I have given this some considerable thought. I think asking politely should work. However, I have never personally been in that situation, except that one time, and being nice definitely wasn’t the answer. It was a totally different set of circumstances.
On Saturday, January 15, I visited The Jewish Museum to see the Houdini: Art and Magic exhibit. This experience was similar to a one night stand. You get frisked heavily when you walk in the door. It is extremely hot, and if you don’t take your clothes off right away, you’ll end up sweating in your coat the entire time.
Let me explain. When you enter the museum within two feet is a heavy duty metal detector. You can check your coat directly after walking through security, which seems fishy. If you chose not to check your coat, you will not be allowed to remove it during the entire exhibit. It is hot in there, just a warning.
One of Houdini’s first stunning acts was the East Indian Needle Trick. He would swallow a spool of thread followed by a pack of sewing needles. Moments later he would pull the string out with all of the needles threaded! Though small and kind of gross, this was my favorite piece in the exhibit, a pack of needles and a spool of thread because I stared at it wondering whether or not those items had been regurgitated by Houdini himself. I’m easily impressed.
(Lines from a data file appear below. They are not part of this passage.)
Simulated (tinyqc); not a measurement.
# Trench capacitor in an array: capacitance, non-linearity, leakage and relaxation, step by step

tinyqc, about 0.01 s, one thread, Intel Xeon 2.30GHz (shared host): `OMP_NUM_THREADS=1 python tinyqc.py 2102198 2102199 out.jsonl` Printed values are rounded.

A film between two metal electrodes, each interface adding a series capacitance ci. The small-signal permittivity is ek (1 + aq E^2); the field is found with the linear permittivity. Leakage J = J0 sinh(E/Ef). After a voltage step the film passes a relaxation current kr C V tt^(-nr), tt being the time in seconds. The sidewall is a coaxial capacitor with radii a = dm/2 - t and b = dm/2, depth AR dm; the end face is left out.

Other than the TSA style brutality that occurs, I enjoyed learning all about the mysterious character, Harry Houdini. The exhibit spans three decades and explains how Houdini created a showmanship status that few have been able to follow. The exhibit showcases numerous videos clips, pictures, and physical restraints such as the water chamber, straightjacket, milk can, and, of course, lots of handcuffs. The videos are as unbelievable today as they were during his lifetime. Though I am still not convinced he didn’t have the key to the handcuffs in his mouth.